Quenching Dynamics of a quantum XY spin-1/2 chain in presence of a transverse field

TL;DR

This paper investigates the non-adiabatic quantum dynamics of a 1D anisotropic XY spin-1/2 chain under slow quenches, revealing defect scaling laws and entropy behavior related to quantum critical points.

Contribution

It introduces a detailed analysis of anisotropic quenching, compares it with transverse quenching, and uncovers unique defect scaling and entropy features near critical and multicritical points.

Findings

Defect density scales as 1/√τ, supporting the Kibble-Zurek mechanism.

An additional non-adiabatic transition occurs in anisotropic quenching.

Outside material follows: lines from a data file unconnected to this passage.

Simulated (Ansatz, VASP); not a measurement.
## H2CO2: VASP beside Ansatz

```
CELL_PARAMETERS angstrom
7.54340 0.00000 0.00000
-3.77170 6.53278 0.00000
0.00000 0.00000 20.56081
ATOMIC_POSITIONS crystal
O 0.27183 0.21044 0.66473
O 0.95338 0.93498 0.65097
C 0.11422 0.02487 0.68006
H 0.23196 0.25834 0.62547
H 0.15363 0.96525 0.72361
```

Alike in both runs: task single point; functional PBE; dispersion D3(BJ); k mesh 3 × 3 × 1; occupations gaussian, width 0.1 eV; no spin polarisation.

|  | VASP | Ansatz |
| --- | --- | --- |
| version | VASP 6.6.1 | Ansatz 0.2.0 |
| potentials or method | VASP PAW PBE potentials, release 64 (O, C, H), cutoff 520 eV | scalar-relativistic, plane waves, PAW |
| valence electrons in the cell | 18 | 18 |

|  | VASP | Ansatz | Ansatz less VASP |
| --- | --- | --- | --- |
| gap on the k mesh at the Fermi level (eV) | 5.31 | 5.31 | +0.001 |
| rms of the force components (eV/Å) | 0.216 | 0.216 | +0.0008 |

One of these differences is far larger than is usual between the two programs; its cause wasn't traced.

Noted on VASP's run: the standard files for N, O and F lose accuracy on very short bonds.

Defect density scales as 1/τ^{1/6} at multicritical points.

Abstract

We study the quantum dynamics of a one-dimensional spin-1/2 anisotropic XY model in a transverse field when the transverse field or the anisotropic interaction is quenched at a slow but uniform rate. The two quenching schemes are called transverse and anisotropic quenching respectively. Our emphasis in this paper is on the anisotropic quenching scheme and we compare the results with those of the other scheme. In the process of anisotropic quenching, the system crosses all the quantum critical lines of the phase diagram where the relaxation time diverges. The evolution is non-adiabatic in the time interval when the parameters are close to their critical values, and is adiabatic otherwise. The density of defects produced due to non-adiabatic transitions is calculated by mapping the many-particle system to an equivalent Landau-Zener problem and is generally found to vary as $1/\sqrt{\tau}$, where $\tau$ is the characteristic time scale of quenching, a scenario that supports the Kibble-Zurek mechanism. Interestingly, in the case of anisotropic quenching, there exists an additional non-adiabatic transition, in comparison to the transverse quenching case, with the corresponding probability peaking at an incommensurate value of the wave vector. In the special case in which the system passes through a multi-critical point, the defect density is found to vary as $1/\tau^{1/6}$. The von Neumann entropy of the final state is shown to maximize at a quenching rate around which the ordering of the final state changes from antiferromagnetic to ferromagnetic.